In French with English subtitles

US PREMIERE!

THURSDAY AUGUST 15th – 7:30PM
THURSDAY AUGUST 22nd – 7:30PM
TUESDAY AUGUST 27th – 10PM

“Our president was betrothed to Cameroon with great love and passion, yet over the years the fire has died. He spends more time in Switzerland than in Cameroon. What is he – too good for us now?” – JEAN-PIERRE BEKOLO

The night before an important summit in the near-future, the head of state vanishes into ostensibly thin air. Potential heirs and overthrow-ers converge around the capitol, while bloggers, hangers-on and talking heads tussle with the president’s problematic legacy. Never snarling, Bekolo gestures both unmistakably towards Cameroon’s own 31-year president Paul Biya as well as the varied bigshots across the continent who have consolidated post-colonial power in the vacuum of leadership.

Bekolo’s newest film is a fake documentary that asks barbed, tough-love questions of his homeland’s catastrophic experiments with democracy. “It was through the small screen that he punctuated every moment of my life!”

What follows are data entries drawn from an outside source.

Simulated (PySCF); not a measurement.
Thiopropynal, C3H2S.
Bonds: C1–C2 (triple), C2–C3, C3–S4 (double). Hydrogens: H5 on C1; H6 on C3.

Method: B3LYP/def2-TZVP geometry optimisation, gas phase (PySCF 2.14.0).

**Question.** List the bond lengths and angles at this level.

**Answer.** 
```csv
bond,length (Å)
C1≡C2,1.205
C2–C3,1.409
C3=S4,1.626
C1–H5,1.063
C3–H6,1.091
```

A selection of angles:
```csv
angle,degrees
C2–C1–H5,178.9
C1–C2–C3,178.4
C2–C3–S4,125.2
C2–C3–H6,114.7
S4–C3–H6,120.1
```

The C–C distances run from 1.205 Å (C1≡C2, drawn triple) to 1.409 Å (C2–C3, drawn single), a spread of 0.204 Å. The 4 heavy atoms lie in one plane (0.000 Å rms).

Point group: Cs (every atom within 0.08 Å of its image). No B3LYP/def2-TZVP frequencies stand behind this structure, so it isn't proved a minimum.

3 thoughts on “WELCOME TO APPLIED FICTION: The Films of Jean Pierre Bekolo

  1. It is great to see that good films from my home country Cameroon are getting the exposure they deserve internationally…it’s a pity back at home cinema freaks like me can’t enjoy such privileges because of the absence of projections halls and government censorship ..congrats to Jean Pierre Bekolo

  2. I can’t sense the whole thing! We say we’re a great Nation of culture. We’re are even told to be Africa in miniature (which we’re proud of). We go to Cannes or to Ouagadougou to talk cinema (but which one are we talking ’bout) / to watch and share ideas about other’s people productions (yet we do not bring anything on the table!). I mean, where is the logic in all the messy-messy so called dynamism they say they put together to promote our local productions or to encourage – for real, on the field and in by all ways imaginable, the directors or the producers who are devoted to the movie industry. So having to know that Director Jean Pierre Bekolo is offered a whole “stage” for the premiere of his just released movie “Le president” makes me feel both, proud and sad. Should it always be like that? That our culture is more appreciated out of our borders? And supported by people who are not directly supposed to be involded in the development of a local industry…? But i guess that’s how it is…and we just have to beat it! Congrats bro, hope on day, they’ll admit they failed! Long live to Cameroon. May your movie be appreciated by the critic over there.